Mining magnate John Campbell Greenway helped found the city of Ajo and has a major road and high school in Phoenix named after him. His statue, sculpted by the man who designed Mount Rushmore, stands in a section of the U.S. Capitol that honors individuals chosen by their states.
But some Arizona lawmakers say Greenway's statue should be brought home and replaced by one of the late Sen. Barry Goldwater, whom they say would better represent the state in the National Statuary Hall in Washington, D.C.
"No slight on Mr. Greenway, but Barry Goldwater is one of the most recognizable figures in Arizona history," said Rep. Peter Hershberger, R-Tucson. "Here is an individual who really represents, with his own spirit and personality, the spirit of the West and the spirit of Arizona."
HJR2001 would encourage the Joint Committee on the Library of Congress to approve the switch and return the Greenway statue. It would also ask the Arizona Historical Advisory Commission to cover the costs .
The House approved the resolution 58-1 on Monday, sending it to the Senate. Rep. Albert Tom, D-Chambers, who cast the lone vote against, didn't immediately return a telephone message.
Each state is allowed to donate two statues of bronze or marble of important figures to stand in the hall.
The bronze statue of Greenway, designed by Gutzon Borglum, has stood in the hall since 1930. Arizona's other statue is of Father Eusebio F. Kino, the 17th-century Jesuit missionary.
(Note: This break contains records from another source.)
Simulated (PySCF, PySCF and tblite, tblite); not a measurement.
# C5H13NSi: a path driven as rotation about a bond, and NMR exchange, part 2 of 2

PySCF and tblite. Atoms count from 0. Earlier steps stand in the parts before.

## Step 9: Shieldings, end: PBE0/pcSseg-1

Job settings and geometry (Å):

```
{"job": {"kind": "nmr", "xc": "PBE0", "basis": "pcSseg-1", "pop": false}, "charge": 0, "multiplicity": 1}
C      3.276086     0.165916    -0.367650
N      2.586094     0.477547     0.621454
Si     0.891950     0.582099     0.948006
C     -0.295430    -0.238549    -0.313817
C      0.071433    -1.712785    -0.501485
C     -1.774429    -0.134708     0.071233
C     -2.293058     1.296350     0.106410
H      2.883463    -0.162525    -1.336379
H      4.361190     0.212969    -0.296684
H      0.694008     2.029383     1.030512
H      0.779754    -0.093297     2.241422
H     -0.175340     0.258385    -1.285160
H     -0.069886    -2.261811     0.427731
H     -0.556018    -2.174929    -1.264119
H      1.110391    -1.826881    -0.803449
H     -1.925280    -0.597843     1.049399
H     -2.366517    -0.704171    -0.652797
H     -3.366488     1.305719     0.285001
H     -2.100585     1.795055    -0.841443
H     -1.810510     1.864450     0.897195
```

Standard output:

Hershberger, sponsoring the bill with Reps. Lucy Mason, R-Prescott, and Adam Driggs, R-Phoenix, said that more people would identify with Goldwater.
"My first political experience was with Goldwater for President at age 15," he said.
State historian Marshall Trimble said that while there is nothing wrong with Greenway or Father Kino, he thinks Goldwater and longtime Sen. Carl Hayden should represent Arizona.
"John Greenway is, at best, a questionable pick," Trimble said. "I have never understood either of our statuaries. I have always felt that the statues should be of giants in Arizona history."
Trimble said he doesn't consider Greenway a true Arizonan because he was born elsewhere and came here to do business. He was born in Alabama in 1872 and came to Arizona in 1910. He left the state in 1925 and died in New York a year later.
"He was a mining magnate at a time when mining dominated politics," Trimble said.
The idea of honoring Goldwater over Greenway didn't sit well with H.J. "Hop" David, publisher of the Ajo Copper News, a newspaper Greenway supported while Ajo grew.
"While I admire Barry Goldwater, I'm certainly against this bill," David said. "I feel that this would be a slight towards John Greenway, who was an important part of our history."
Barry Goldwater Jr. said that he didn't think his father would be approve of the change because he was modest.
"I think that it is appropriate that we would revisit the issue, and it's nice that they would consider my father," Goldwater said. "If my father were standing here right now, he would say that there are more deserving people. (Former Arizona congressmen) Morris Udall and John Rhodes come to mind."
Trimble said that Goldwater, who was the Republican nominee for president in 1964 and served five terms in the U.S. Senate, was more than a politician. He was a noted photographer, war hero and explorer, he said.